Prior to 2020, Greater Victoria's sewage, after rudimentary screening, was flushed raw into the ocean
The sewage-treatment plant at McLoughlin Point in Esquimalt started operating in January 2021, putting an end to dumping of raw waste into the ocean. CAPITAL REGIONAL DISTRICT

• Prior to 2020, all wastewater from the core area was screened before being discharged into the ocean through outfalls at Clover Point and Macaulay Point. No other ­treatment occurred, which made the capital region the last major coastal community in North America to ­discharge untreated sewage into the ocean.

• In 1992, Capital Regional District voters opposed ­primary or secondary treatment in a regional referendum.

• In 2000, the province’s Environment Ministry called on the CRD to submit a 25-year sewage-treatment plan, ramping up the pressure amid tourism-boycott threats in 2008 and 2010.

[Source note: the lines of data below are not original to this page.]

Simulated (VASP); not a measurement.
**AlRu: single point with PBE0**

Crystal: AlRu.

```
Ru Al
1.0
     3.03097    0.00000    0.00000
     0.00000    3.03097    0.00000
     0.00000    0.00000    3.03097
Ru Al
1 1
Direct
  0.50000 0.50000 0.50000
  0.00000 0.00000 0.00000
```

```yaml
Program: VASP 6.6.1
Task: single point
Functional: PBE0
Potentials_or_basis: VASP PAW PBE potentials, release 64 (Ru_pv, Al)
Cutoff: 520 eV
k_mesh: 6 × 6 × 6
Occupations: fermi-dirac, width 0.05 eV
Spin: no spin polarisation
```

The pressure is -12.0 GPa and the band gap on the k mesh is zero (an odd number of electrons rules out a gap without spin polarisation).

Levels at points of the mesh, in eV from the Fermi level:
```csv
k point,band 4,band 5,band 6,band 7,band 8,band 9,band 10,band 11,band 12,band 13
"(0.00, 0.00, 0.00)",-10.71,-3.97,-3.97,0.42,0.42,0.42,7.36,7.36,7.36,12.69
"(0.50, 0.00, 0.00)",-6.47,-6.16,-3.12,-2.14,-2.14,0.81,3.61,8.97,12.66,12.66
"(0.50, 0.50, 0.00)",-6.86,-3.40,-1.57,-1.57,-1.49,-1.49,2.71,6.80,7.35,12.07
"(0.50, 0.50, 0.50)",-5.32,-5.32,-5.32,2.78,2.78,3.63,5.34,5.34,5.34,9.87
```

• In 2012, new federal and provincial ­regulations required a minimum of secondary treatment for wastewater by Dec. 31, 2020.

• In 2013, the CRD formed the Seaterra Commission to oversee the design and ­construction of the core area’s wastewater-treatment program. The creation of Seaterra was mandated by the province before it would agree to kick in $248 million of the project’s $788-million budget. The province insisted an independent body of unelected technical experts be brought in to shepherd the project to completion. While local politicians were to retain broad oversight, the seven-person commission was to have ­day-to-day control over tendering, construction, financing and communications.

• Several land deals were made for potential treatment and sludge sites, including two warehouse properties in Esquimalt and Haro Woods in Saanich, but were rejected after public outcries. Potential plant locations were also considered in the rural Burnside area and in an industrial part of the Victoria Harbour.

• In April 2014, Esquimalt rejected a rezoning application for McLoughlin Point, an oil-tank farm at the mouth of the Victoria Harbour and preferred site for a plant.

• The Seaterra Commission was put on hold while ­further consultation was conducted and other wastewater ­treatment options were considered. Seaterra program management costs were budgeted at $6.1 million a year, including $2.3 million in salaries and $2.9 million for ­consultants, according to management-expenditure reports.

• In May 2016, the Core Area Wastewater Treatment Project Board was established by the Capital Regional District and tasked with reviewing previous work and providing recommended solutions.

• The board developed detailed cost ­estimates for ­short-listed options, ranked the short list using triple ­bottom line (economic, social and environmental) criteria, and ­identified the best option.

• In September 2016, the federal government set a deadline of the end of the month for finding a site, and after months of infighting between ­municipalities, the CRD voted in favour of building the sewage treatment plant at McLoughlin Point, based on the ­recommendation of the province. The plan included a smaller footprint at McLoughlin and a biosolids plant at Hartland landfill.

• In 2017, the project moved into the construction phase. The contract for the project was awarded in April 2017 to Harbour Resource Partners and construction began with blasting and excavation at McLoughlin Point and drilling of the harbour crossing at Ogden Point.

• By 2018, construction was underway on all major components of the project, ­including the treatment plant, residuals treatment facility, Clover Point pump station, Clover forcemain, Macaulay Point pump station and forcemain and residual solids conveyance line.

• The height of construction on the Wastewater Treatment Project took place in 2019, with work ­happening across three municipalities — Esquimalt, Victoria and Saanich.

• In 2020, the majority of construction was completed and the project achieved its goal of treating the core area’s wastewater by Dec. 31, 2020.

• Just over 2.5 million construction hours were spent on the treatment project, by 11 major contractors. At the peak of ­construction, there were 650 people working at 24 construction sites.

• About 35 kilometres of pipes were installed.

• Funding for the project was provided by the federal government ($211 million), the ­province ($248 million) and the CRD ($316 million).

• The $775-million project will cost about $50 million a year to operate, including financing costs for the CRD’s $316-million share of the development.